Sizing up the situation


Over at Food52, award-winning cookbook author Alice Medrich is dishing out excellent advice on using a kitchen scale instead of measuring cups. Ms. Medrich points out the obvious advantages that weighing is faster, easier, and less messy than using measuring cups. It can turn a complicated cake recipe into a one-bowl affair.

While using a scale returns the biggest benefits in baking, it is a useful tool for cooking as well. How many times have you eyeballed the portion size of spaghetti or other pasta, only to have more than you need? Get out your scale and make the perfect amount every time. Scales make measuring grated cheese a breeze and take the guesswork out of portioning dough for dinner rolls. And if you have to measure large amounts of liquid for dishes like polenta or risotto, using a scale to weigh the liquid once is easier than filling up your measuring cup three or four times.

Scales not only increase precision, they can help you easily convert or scale recipes. It is a lot easier to double or halve the recipe using a scale than trying to figure out how to get 1/6 cup of an ingredient (assuming you are using an imperial measuring system). Even if you employ the metric system, it can be easier to use a scale than multiple measuring cups. And most kitchen scales also allow you to convert from one unit of measurement to another, a boon if you have a recipe with two different forms of measurement (I have at least one cookbook that uses weight measures for some ingredients but volume measures for another).

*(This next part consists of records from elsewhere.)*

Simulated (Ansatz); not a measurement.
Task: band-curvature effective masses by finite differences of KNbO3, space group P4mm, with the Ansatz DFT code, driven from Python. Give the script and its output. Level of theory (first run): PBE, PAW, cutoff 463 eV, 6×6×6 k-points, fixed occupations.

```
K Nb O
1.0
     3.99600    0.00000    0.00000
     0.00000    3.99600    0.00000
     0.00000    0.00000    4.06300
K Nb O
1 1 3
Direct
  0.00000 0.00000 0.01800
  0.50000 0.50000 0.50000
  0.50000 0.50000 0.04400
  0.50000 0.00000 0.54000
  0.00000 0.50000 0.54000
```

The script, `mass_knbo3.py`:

But what if the recipe you are using doesn't include weight measurements? Sometimes it's difficult to know what number to use with ingredients that can settle, like flour. Below is a chart of various weights to use as a ballpark when a recipe doesn't state the weight equivalent:

Dry ingredients:
Flour (all purpose, white, whole wheat, bread): 1 cup = 4.5 oz; 125 g
Cake or pastry flour: 1 cup = 4 oz; 114 g
Granulated sugar: 1 cup = 7 oz; 200 g
Brown sugar: 1 cup = 7.5 oz; 215 g
Powdered sugar: 1 cup = 4 oz; 114 g
Cocoa, unsweetened: 1/4 cup = .75 oz; 21 g (1 cup = 3 oz; 85 g)
Finely chopped nuts: 1 cup = 4 oz; 114 g
Chocolate chips: 1 cup = 6 oz; 170 g
Oats, rolled (traditional) : 1 cup = 3.5 oz; 100 g
Oats, quick cooking: 1 cup = 3.125 oz; 90 g
Polenta: 1 cup = 5.75 oz; 163 g
Quinoa: 1 cup = 6 oz; 170 g
Cheese, shredded: 1 cup = 4 oz; 114 g
Coconut, sweetened shredded: 1 cup = 3 oz; 85 g

Liquid or scoopable ingredients:
Water, milk: 1 cup = 8 oz; 227 g
Cream, buttermilk, sour cream, yogurt: 1 cup = 8.5 oz; 241 g
Honey: 1 cup = 12 oz; 340 g
Oil: 1 cup = 7.5 oz; 213 g
Butter: 1 cup = 8 oz; 227 g
Corn syrup: 1 cup = 11 oz; 312 g
Peanut butter: 1 cup = 9 oz; 255 g

Here's an even larger list from King Arthur Flour and a handy conversion calculator that is quite comprehensive. Last year, EYB provided insight into which kitchen scale is best. I couldn't survive without my kitchen scale - how about you?

Photo courtesy of Food52


  • hillsboroks  on  3/3/2014 at 2:58 PM

    Great article! I just printed it out and used my office copier to enlarge the conversion table so I can tape it to the inside cupboard door above my prep area. I agree totally about using the scale being easier than measuring. I have found the more I use it the better the recipe results and shorter the prep time. Now I pull it out first along with the ingredients. I have also put a small hand held calculator in the drawer with the measuring cups and spoons to have it handy for calculating conversions or adjusting recipes up or down for size (e.g. - halving or tripling ). I also use the scale now when filling freezer bags with food or produce to make sure that I know exactly how much I have in each bag and label them accordingly.

  • boardingace  on  3/3/2014 at 11:08 PM

    Me neither. I really appreciate King Arthur Flour's master weight chart, too. They were the ones that got me started with weighing, and I used the reference guide in the back of "King Arthur Flour Whole Grain Baking" for a long time before I discovered their expanded version online. It is easier in some ways to weigh, but since I have to look up measurements sometimes, or pull out a calculator (I divide a lot of recipes by 2 or 4), I think that it evens out time-wise. I like the precision, though!

  • FJT  on  3/4/2014 at 6:03 PM

    I grew up in Europe where every kitchen has scales. I'm especially thankful for them now that I can't eat gluten - I can much more easily convert a recipe to gluten-free if it has weight measurements rather than volume measurements.

  • Queezle_Sister  on  3/5/2014 at 8:57 AM

    I like the speed of using my scale when I bake, and even more, I like the smaller number of dishes that need cleaning.